‘Kaleo,’ a well-known crypto analyst, recently talked about the current market situation and how he believes it represents an opportunity to once again ‘buy at the dip’ (buy crypto assets when the prices are much lower). He also claims that Bitcoin (BTC) is extremely likely to experience a rapid recovery as soon as it breaks free from the $30,000 to $35,000 mark.
It had been through Twitter that the analyst made his claims known to the public, and he currently has more than 330,000 followers. He was correct in his prediction about Alpha Finance Lab (ALPHA) recently, and many investors tend to take his advice very seriously. According to Kaleo, Bitcoin’s price had apparently been impacted thanks to last year’s Nasdaq index; wherein there was a sharp move upward following the rapid expansion of the tech. Bitcoin then began outpacing the tech when it had set a new all-time high.
Bitcoin looks bearish now, but that can change soon
The analyst realized that the flagship crypto’s chart appears to be bearish at the moment. However, he is hopeful that this will not be the case for long and that a massive price recovery will happen sooner rather than later. The logic behind his claims is due to the fact that around this time in 2020, the Bitcoin chart had similarly appeared bearish. However, the price had indeed spiked not long afterward.

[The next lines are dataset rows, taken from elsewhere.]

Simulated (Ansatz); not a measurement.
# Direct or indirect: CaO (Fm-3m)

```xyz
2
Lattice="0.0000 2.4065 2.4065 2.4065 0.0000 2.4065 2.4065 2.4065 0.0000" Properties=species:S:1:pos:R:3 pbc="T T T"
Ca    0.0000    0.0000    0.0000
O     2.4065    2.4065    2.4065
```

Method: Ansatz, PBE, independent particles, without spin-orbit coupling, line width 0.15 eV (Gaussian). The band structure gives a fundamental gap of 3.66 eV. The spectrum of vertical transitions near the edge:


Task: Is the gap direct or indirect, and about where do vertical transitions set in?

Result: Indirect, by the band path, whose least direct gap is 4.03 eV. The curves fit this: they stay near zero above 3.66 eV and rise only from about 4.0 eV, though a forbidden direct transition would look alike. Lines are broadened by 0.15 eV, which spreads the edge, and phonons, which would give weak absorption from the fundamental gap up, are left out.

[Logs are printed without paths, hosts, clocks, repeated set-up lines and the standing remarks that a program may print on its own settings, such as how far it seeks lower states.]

Naturally, the crypto analyst then asked all of his followers to take advantage of the current situation and ‘keep stacking’ so that the opportunity is not wasted. He truly believes that this is the correct time to purchase BTC before the seemingly inevitable recovery begins.
BTC to reach $100,000?
In June, the analyst had boldly predicted that Bitcoin’s price should reach $100,000 and beyond as far as the long-term may be concerned. He expects the digital asset to vastly outperform the tech stocks. He is not the only one who seems to think this way either, as Troy Gayeski, the senior portfolio manager and investment officer (co-chief) of SkyBridge Capital, stated that we might very well be about to witness a significant BTC supply shock, the likes of which we might have never experienced before.
Gayeski had claimed that, usually, on-chain signals tend to suggest that ‘strong holders’ may once again be busy accumulating BTC and these investors often have plans of holding the crypto for extended periods of time. Essentially, the coins are now being bought up by the holders from the speculators who had entered the market around the time when Bitcoin’s price had begun increasing.